Thin films of CoxCuyOz have been coated on aluminum substrates via sol–gel route using low concentration of copper and cobalt precursors at annealing temperatures in range of 500–650 °C. The coatings were characterized by X-ray diffraction (XRD), X-ray photoelectron spectroscopy (XPS), UV-Vis-NIR spectrophotometry, and nanoindentation. The XRD analysis in 2θ-range of 30°–42° revealed that the coatings exhibited low crystallinity of CoCu2O3, CoCuO2, and CuCoO2. The surface bonding structure analyzed using XPS indicated that the coating contained: Cu (tetrahedral Cu+ and octahedral Cu2+), Co (octahedral Co3+, tetrahedral Co2+, and mixed Co2+ and Co3+), and O (lattice, surface, and sub-surface oxygens).

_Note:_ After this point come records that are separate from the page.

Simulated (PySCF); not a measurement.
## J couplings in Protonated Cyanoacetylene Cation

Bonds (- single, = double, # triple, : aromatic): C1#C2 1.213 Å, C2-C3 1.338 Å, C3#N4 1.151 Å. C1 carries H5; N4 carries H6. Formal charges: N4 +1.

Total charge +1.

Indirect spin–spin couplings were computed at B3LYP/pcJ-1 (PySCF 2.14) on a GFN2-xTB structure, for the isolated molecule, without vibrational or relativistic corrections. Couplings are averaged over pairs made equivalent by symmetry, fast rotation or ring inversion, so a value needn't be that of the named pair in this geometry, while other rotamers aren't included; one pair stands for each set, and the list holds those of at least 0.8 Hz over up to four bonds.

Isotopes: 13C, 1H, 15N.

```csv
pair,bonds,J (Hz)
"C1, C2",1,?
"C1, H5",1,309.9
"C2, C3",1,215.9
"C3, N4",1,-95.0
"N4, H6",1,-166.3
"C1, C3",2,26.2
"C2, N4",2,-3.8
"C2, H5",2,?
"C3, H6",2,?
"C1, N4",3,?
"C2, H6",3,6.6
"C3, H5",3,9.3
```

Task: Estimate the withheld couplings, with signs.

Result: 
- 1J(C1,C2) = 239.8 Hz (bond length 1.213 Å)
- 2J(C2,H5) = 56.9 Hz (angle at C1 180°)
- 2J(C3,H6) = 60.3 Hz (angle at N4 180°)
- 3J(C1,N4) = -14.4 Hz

The optical properties characterized using UV-Vis-NIR showed that the reflectance spectra of coatings formed a spectrally solar selective absorber profile associated with the interference peaks and the absorption edges around wavelengths of below 1.2 μm. The maximum absorptance (α = 75.8%) was shown by coating synthesized at 500 °C. The mechanical properties of coatings showed that the increase of annealing temperature increased the coating's hardness (H) and the elastic modulus (E) due to the enhancement of the [CoCuO2/CuCoO2]:[CoCu2O3] oxide phases ratio, as the result, an excellent stability of the wear resistance (H/E) of around ∼0.035 was recorded.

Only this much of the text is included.